The Church’s ideals are possibilities, when you bring God into the account, and they look like insanity when you do not. Take, for instance, missions. What an absurdity to talk about a handful of Christian people — for we are only a handful as compared with the whole world — carrying their Gospel into every corner of the earth, and finding everywhere a response to it. Yes; it is absurd; but, wise Mr. Calculator, counter of heads, you have forgotten God in your estimate of whether it is reasonable or unreasonable. Again, take the Christian ideal of absolute perfection of character. ‘What nonsense to talk as if any man could ever come to that.’ Yes! — as if any man could come to that, I grant you. But if God is with him, the nonsense is to suppose that he will not come to it. Here is a row of cyphers as long as your arm. They mean nothing. Put a 1 at the left-hand end of the row; and what does it mean then? So the faith that brings Christ into the life, and into the Church, makes ‘nobodies’ into mighty men — ‘laughs at impossibilities, and cries, It shall be done!’

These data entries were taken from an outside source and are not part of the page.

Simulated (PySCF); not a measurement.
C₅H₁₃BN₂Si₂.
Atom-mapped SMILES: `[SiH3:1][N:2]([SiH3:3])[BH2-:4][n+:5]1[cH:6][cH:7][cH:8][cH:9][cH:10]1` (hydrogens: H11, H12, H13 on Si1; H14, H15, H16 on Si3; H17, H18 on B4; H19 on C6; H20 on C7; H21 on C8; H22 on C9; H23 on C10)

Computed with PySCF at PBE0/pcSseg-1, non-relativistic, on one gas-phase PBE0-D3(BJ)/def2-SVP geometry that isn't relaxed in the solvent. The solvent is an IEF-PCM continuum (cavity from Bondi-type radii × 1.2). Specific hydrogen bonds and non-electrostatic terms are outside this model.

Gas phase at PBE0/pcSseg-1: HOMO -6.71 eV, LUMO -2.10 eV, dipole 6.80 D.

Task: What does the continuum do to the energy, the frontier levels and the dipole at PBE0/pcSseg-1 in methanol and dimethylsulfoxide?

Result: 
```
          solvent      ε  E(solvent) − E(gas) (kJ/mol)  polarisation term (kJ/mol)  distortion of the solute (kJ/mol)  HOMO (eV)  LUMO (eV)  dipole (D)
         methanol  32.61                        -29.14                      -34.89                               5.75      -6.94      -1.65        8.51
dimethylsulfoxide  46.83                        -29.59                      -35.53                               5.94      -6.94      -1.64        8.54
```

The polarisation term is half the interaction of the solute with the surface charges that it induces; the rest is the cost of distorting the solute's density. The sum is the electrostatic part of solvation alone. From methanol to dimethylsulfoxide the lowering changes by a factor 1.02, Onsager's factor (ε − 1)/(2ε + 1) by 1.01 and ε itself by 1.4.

Still further, here, in this rash vow, we have an underestimate of difficulties. There was another incident in the life of the Apostle, a strange replica of this one, into which he pushed himself, just as he did into the high priest’s hall, partly out of curiosity and a wish to be prominent; partly out of love to his Master. Without a moment’s consideration of the peril into which he was thrusting himself, he sat in the boat, and said, ‘Bid me come to Thee on the water.’ He forgot that He was heavy, and that water was not solid, and that the wind was high and the lake rough, and when he put his foot over the side and felt the cold waves creeping up his knees, his courage ebbed out with his faith, and he began to sink. Then he cried, ‘Lord! help me!’ If he had thought for a moment of the reality of the case, he would have sat still in the boat. If he had thought of what would be in his way in following Jesus to death, he would have hesitated to vow. But it is so much easier to resolve heroisms in a quiet corner than to do them when the strain comes, and it is so much easier to do some one great thing that has in it enthusiasm and nobility, and conspicuousness of sacrifice, especially if it can be got over in a moment, like having one’s head cut off with an axe, than it is to ‘die daily.’ Ah! brethren, it is the little difficulties that make the difficulty. You read in the newspapers in the autumn, every now and then, of trains, in that wonderful country across the water, being stopped by caterpillars. The Christian train is stopped by an army of caterpillars, far oftener than it is by some solid and towering barrier. Our Christian lives are a great deal likelier to come to failure, because we do not take into account the multiplied small antagonisms than because we are not ready to face the greater ones. What would you think of a bridge builder, who built a bridge across some mountain torrent and made no allowance for freshets and floods when the ice melted? His bridge and his piers would be gone the first winter. You remember who it was that said that he went into the Franco-German War ‘with a light heart,’ and in seven weeks came Sedan and the dethronement of an Emperor, and the surrender of an army. ‘Blessed is he that feareth always.’ There is no more fatal error than an underestimate of our difficulties.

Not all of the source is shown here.